Try out GLM 4.7 by Z.ai. Usage is billed to your team at API rates. Free users (those who haven't made a payment) get $5 of credits every 30 days.

Providers

Route requests across multiple providers. Copy a provider slug to set your preference. Visit the docs for more info. Using a provider means you agree to their terms, listed under Legal.

Provider
Context
Latency
Throughput
Input
Output
Cache
Web Search
Per Query
Capabilities
ZDR
No Training
Release Date
Z.ai
Legal:Terms
Privacy
200K
6.9s
74tps
$0.60/M$2.20/M
Read:$0.11/M
Write:
12/22/2025
Novita AI
Legal:Terms
Privacy
205K
1.5s
78tps
$0.60/M$2.20/M
Read:$0.1/M
Write:
12/22/2025
DeepInfra
Legal:Terms
Privacy
203K
0.6s
22tps
$0.43/M$1.75/M
Read:$0.08/M
Write:
12/22/2025
Cerebras
Legal:Terms
Privacy
131K
0.1s
665tps
$2.25/M$2.75/M
Read:$2.25/M
Write:
12/22/2025
Amazon Bedrock
Legal:Terms
Privacy
200K
0.4s
47tps
$0.60/M$2.20/M
12/22/2025
Throughput

P50 throughput on live AI Gateway traffic, in tokens per second (TPS). Visit the docs for more info.

Latency

P50 time to first token (TTFT) on live AI Gateway traffic, in milliseconds. View the docs for more info.

Uptime

Direct request success rate on AI Gateway and per-provider. Visit the docs for more info.

More models by Z.ai

Model
Context
Latency
Throughput
Input
Output
Cache
Web Search
Per Query
Capabilities
Providers
ZDR
No Training
Release Date
205K
1.3s
46tps
$1.40/M$4.40/M
Read:$0.26/M
Write:
deepinfra logo
fireworks logo
novita logo
+1
04/07/2026
200K
1.1s
47tps
$1.20/M$4.00/M
Read:$0.24/M
Write:
zai logo
04/01/2026
203K
1.0s
20tps
$1.20/M$4.00/M
Read:$0.24/M
Write:
zai logo
03/15/2026
203K
0.4s
61tps
$0.80/M$2.56/M
Read:$0.16/M
Write:
bedrock logo
deepinfra logo
fireworks logo
+3
02/12/2026
205K
0.4s
105tps
$0.60/M$2.20/M
Read:$0.11/M
Write:
baseten logo
deepinfra logo
novita logo
+1
09/30/2025
200K
0.1s
$0.07/M$0.40/M
Read:$0.01/M
Write:
bedrock logo
zai logo

About GLM 4.7

GLM 4.7 was released December 22, 2025 as a capability upgrade in Z.ai's model lineup. It brings major improvements in coding, tool usage, and multi-step reasoning, with added focus on complex agentic tasks that require sustained planning across multiple steps.

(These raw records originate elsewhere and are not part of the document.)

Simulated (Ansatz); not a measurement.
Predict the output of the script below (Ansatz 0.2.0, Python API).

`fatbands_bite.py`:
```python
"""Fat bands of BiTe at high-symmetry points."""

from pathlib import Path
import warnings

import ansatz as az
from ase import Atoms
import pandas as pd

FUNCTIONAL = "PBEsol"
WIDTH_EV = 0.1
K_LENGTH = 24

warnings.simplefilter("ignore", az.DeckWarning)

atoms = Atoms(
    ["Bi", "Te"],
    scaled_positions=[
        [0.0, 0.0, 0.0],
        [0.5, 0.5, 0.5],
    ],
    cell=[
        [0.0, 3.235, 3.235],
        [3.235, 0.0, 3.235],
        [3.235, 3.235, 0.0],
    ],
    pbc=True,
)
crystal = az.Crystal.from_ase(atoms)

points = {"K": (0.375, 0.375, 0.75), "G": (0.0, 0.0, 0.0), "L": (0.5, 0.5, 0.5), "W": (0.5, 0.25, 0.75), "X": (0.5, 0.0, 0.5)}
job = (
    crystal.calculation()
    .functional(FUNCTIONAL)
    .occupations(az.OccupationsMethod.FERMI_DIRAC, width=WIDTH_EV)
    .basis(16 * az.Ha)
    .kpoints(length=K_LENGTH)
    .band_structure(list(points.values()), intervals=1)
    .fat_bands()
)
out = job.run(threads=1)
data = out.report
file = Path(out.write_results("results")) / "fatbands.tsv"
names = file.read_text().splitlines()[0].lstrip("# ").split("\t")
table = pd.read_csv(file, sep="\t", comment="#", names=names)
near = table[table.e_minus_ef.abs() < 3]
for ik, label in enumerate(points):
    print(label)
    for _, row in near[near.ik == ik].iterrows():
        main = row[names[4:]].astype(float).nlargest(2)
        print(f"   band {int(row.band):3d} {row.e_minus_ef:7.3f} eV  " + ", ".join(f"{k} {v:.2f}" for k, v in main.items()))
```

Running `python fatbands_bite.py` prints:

The model introduces a more natural conversational tone compared to earlier GLM generations. This improves the experience in chat-based applications and interactive coding assistants. GLM 4.7 shows improved frontend development results for teams building UI components, web applications, and design-to-code workflows.

GLM 4.7 operates within a context window of 204.8K tokens and is available through AI Gateway with the standard unified API, built-in observability, and intelligent provider routing. It represents the full-scale offering in the 4.7 generation, complemented by GLM-4.7-Flash and GLM-4.7-FlashX for speed-optimized workloads.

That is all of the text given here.